Ethics opinions issued recently by three state bar associations suggest that it’s OK for lawyers to jump on the deal-of-the-day coupon bandwagon. The concept is straightforward. A number of websites—Groupon is probably the best known—send subscribers emails offering discounts on various products and services, which the subscribers can purchase online. The deals include meals, spa treatments, fitness plans and home repair services. There is growing interest in offering legal services through these sites, as well.

But lawyers have been scared off by concerns about how website operators collect their fees from vendors. Typically, an operator receives a percentage of each coupon or daily deal at the time it is sold, regardless of whether a purchaser actually claims the service or whether a participating lawyer ever receives his or her fee. Any fee the lawyer does receive is reduced by the amount that goes to the website operator.

FEE-SPLITTING FEARS ALLAYED

The ethics question for lawyers is whether that kind of payment arrangement amounts to fee splitting with nonlawyers, which is prohibited by Rule 5.4 of the ABA Model Rules of Professional Conduct, as well as the ethics rules of all the states. (The Model Rules are the direct basis for professional conduct codes in every state except California.)

But opinions issued late last year by the South Carolina Bar, the North Carolina State Bar and the New York State Bar Association all concluded that the fee arrangements pass muster under their versions of Model Rule 5.4. Accordingly, they gave lawyers in those states the green light to participate in deal-based websites.

“If you had a literal reading of the rule, you might think daily-deal sites are a division of fees. But if you look at the purpose of the rule prohibiting fee sharing, you come to the conclusion this is not problematic,” says Will Hornsby Jr., staff counsel for the ABA Standing Committee on Delivery of Legal Services and an authority on ethics rules relating to lawyer advertising and marketing. And all three opinions “peeled the onion,” he says, to closely examine how daily-deal arrangements differ from fee sharing between lawyers and nonlawyers that is prohibited by the ethics rules.

The South Carolina Bar’s opinion, for instance, analyzed the fee-splitting question two ways to reach the same conclusion.

Under one analysis, the fee charged by the website operator amounts to payment of the reasonable cost of permitted advertising by a lawyer rather than sharing the lawyer’s fee, states South Carolina Advisory Opinion 11-05. “The fact that the charge for this form of advertising service is deducted up front by the company rather than invoiced and then paid from the lawyer’s operating account does not transform the transaction from the payment of advertising costs into an improper fee split,” the opinion states.
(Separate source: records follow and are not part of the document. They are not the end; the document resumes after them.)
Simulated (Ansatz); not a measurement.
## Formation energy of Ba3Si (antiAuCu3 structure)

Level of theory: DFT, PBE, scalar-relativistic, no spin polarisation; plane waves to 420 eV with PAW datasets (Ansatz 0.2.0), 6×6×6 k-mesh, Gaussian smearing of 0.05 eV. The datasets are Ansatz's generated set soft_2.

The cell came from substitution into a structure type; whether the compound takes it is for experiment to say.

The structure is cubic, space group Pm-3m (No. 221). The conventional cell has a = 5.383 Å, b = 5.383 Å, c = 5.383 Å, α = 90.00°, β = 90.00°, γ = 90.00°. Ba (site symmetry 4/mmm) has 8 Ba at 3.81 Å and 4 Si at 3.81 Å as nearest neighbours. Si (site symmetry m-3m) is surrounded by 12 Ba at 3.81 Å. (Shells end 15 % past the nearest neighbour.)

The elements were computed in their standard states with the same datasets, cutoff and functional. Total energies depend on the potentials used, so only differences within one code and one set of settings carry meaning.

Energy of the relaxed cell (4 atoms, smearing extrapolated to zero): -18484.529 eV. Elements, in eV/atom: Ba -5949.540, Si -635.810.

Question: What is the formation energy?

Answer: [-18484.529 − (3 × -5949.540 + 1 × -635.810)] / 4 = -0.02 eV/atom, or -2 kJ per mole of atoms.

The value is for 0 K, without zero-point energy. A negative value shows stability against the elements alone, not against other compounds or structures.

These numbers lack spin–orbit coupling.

The alternate analysis takes the approach that the transaction does constitute fee splitting. But the arrangement still is permissible, states the opinion, “provided the website does not have the ability to exercise any control over the services which are to be subsequently rendered by the attorney.” Sharing fees with a nonlawyer “may be permitted where the circumstances do not suggest any encroachment on the lawyer’s independent judgment,” the opinion notes.

“I’m confident that kind of arrangement is not an improper sharing of fees with a nonlawyer,” says Michael J. Virzi, a legal writing instructor at the University of South Carolina in Columbia who chairs the state bar’s ethics advisory committee. “Say I recommend a lawyer because he will give me a kickback; then the consumer is not getting an honest recommendation. These websites aren’t really recommending anyone. They will take as many advertisements as there are lawyers who want to advertise.”

While the opinions agree that it is permissible for lawyers to participate in daily-deal websites, they all caution lawyers to use the sites carefully to avoid other potential ethics pitfalls.

One problem to avoid is the premature or improper formation of a lawyer-client relationship. A lawyer should run a conflicts check before under taking the representation and determine that he or she is competent to represent the client in the matter. If the lawyer determines that the relationship should not go forward for either of those reasons, the lawyer should give the coupon holder a full refund.

Lawyer communications related to coupon offers also must meet lawyer advertising requirements set forth in the state versions of Model Rules 7.1 and 7.2, the opinions state. “The offered discount must not be illusionary, but must represent an actual discount from an established fee for the named service. Otherwise the advertisement would be misleading,” states Opinion 897, issued by the New York bar on Dec. 13.

PROPRIETY CONCERNS

The opinions may be helping to carve out some new thinking about how law firms communicate their fee information to potential clients, says Ronald C. Minkoff, a partner at Frankfurt Kurnit Klein & Selz in New York City.

Traditionally, he notes, some in the profession have frowned on attorneys advertising discounted legal services. “There have been people who say that’s not appropriate,” says Minkoff, who heads up his firm’s professional responsibility group. “It makes us look like we’re in the bazaar, not practicing law. But courts say you’re allowed to do that. You’re letting people know what your prices are.”

Some ethics experts say deal-based advertising is appropriate for flat fees, but not retainers or legal services provided on an hourly basis. Minkoff disagrees. A lawyer could, he says, offer a $3,000 retainer for $1,500. “As long as the advertising is not misleading, it’s understood what the $1,500 will buy and you’re competent to do the work, I don’t see where it would be more of a problem than anything else.”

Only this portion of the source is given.